Home Reviews Driving A V6 Powered Vauxhall Omega

Driving A V6 Powered Vauxhall Omega


Regular readers will have seen last week I drove the new Vauxhall Insignia – or Insignia Grand Sport to more specific. Whilst I was there, I also had the opportunity to test a 1999 Vauxhall Omega.

Right?So What?

Well that’s what I was thinking when I first saw the car parked up against the new, sleek Insignia. From the outside it looks like a standard repsmobile from the 90s, with some faux wood and leather thrown in for good measure. Nothing about how this car looks really reveals what is under the bonnet, and that is what makes this car worthwhile.

Vauxhall Omega
Rather unassuming, isn’t it? Oh, excuse my tripod by the way!

That’s because underneath lurks a 3.0 litre V6 engine. Yes, that’s right – a V6. In a car that normally spends it’s life on the motorway with many carpet samples in the boot. 207bhp  and and 270Nm of torque are on offer here, and although that’s modest by today’s standards, it makes a decent noise when your turn the key.

What’s It Like To Drive?

It burbled in to life in a muscular fashion, one that I was honestly not expecting. It even made a few crackles. The car’s rather plush – albeit dated – interior make the surprise even larger – it’s like taking a swing at a businessman, only to find he’s fully trained in martial arts. I set off and soon realised that the throttle was rather firm, but the rest of the controls seemed pretty ordinary.

Mind you, the first dab of the brake pedal revealed of high level of sponginess, so I made sure my right foot was a bit heavier when I was required to stop. The steering was also rather lifeless if I’m honest, but it doesn’t matter as this has a V6. Speaking of which, let’s talk some performance figures. 0-60 comes in 8.0 seconds and this will hit a top speed of 151mph, so it’s not a slouch.

Vauxhall Omega

Ok, so it’s not as fast as its modern day equivalent, or indeed the legendary Lotus Carlton, but it has enough to get getting on with. This power is fed through to the 5-speed manual gearbox which was pleasant to use, with smooth accurate throws on offer. Don’t expect too much in the way of handling though, it’s not overly bad, but it’s not great either. Because of its size, it does wallow about somewhat and the brakes don’t help either.

As you’d expect, MPG is not the car’s strong point either – 25.7 is the combined MPG figure you can expect and polar bears are not going to particularly like this either. 262g/km are the CO2 emissions, so it’s unlikely to be the next company car for Greenpeace. It has got a fair sized boot, so it’s not all bad…

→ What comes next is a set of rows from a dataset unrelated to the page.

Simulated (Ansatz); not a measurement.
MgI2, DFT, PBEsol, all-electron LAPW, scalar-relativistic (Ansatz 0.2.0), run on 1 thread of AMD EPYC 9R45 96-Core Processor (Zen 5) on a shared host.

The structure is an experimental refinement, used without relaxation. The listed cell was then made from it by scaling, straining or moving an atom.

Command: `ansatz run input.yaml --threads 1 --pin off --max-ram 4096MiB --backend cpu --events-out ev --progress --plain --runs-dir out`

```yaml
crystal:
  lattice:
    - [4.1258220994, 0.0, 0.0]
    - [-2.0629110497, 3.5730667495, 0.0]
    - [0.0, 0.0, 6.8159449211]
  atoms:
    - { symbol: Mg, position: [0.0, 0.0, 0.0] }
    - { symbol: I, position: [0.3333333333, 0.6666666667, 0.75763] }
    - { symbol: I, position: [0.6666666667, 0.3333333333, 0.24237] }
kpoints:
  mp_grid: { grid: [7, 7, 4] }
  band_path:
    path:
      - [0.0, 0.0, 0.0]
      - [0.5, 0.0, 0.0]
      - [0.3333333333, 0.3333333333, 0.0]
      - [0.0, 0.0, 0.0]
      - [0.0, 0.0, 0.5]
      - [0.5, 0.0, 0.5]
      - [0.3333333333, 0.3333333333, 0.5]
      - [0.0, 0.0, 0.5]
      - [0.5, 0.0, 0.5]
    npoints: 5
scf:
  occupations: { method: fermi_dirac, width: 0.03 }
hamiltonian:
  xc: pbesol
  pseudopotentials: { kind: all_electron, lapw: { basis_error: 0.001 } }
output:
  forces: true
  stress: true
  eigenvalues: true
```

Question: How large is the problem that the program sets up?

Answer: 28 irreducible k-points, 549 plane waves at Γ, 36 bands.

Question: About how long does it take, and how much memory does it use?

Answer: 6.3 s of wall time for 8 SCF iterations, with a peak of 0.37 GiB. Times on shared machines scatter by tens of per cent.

So although it was a short blast in the car – about 30 minutes or so – I was glad to have taken it out. The performance on tap was so surprising given it’s rather Plain Jane styling and it’s rather good fun in a straight line. The engine note has a nice deep burble to it and it really adds so needed character to this hum drum businessman’s saloon.

Vauxhall Omega

Fancy Getting Your Hands On One?

Well you won’t be able to find many on the used car market, but you should find it easy to get one under £3,000 – I found an example that had covered just 58,000 miles, for a price of £2,490. It may not be the most desirable car going, but if you’re looking to get an Omega, surely it’s the one to get?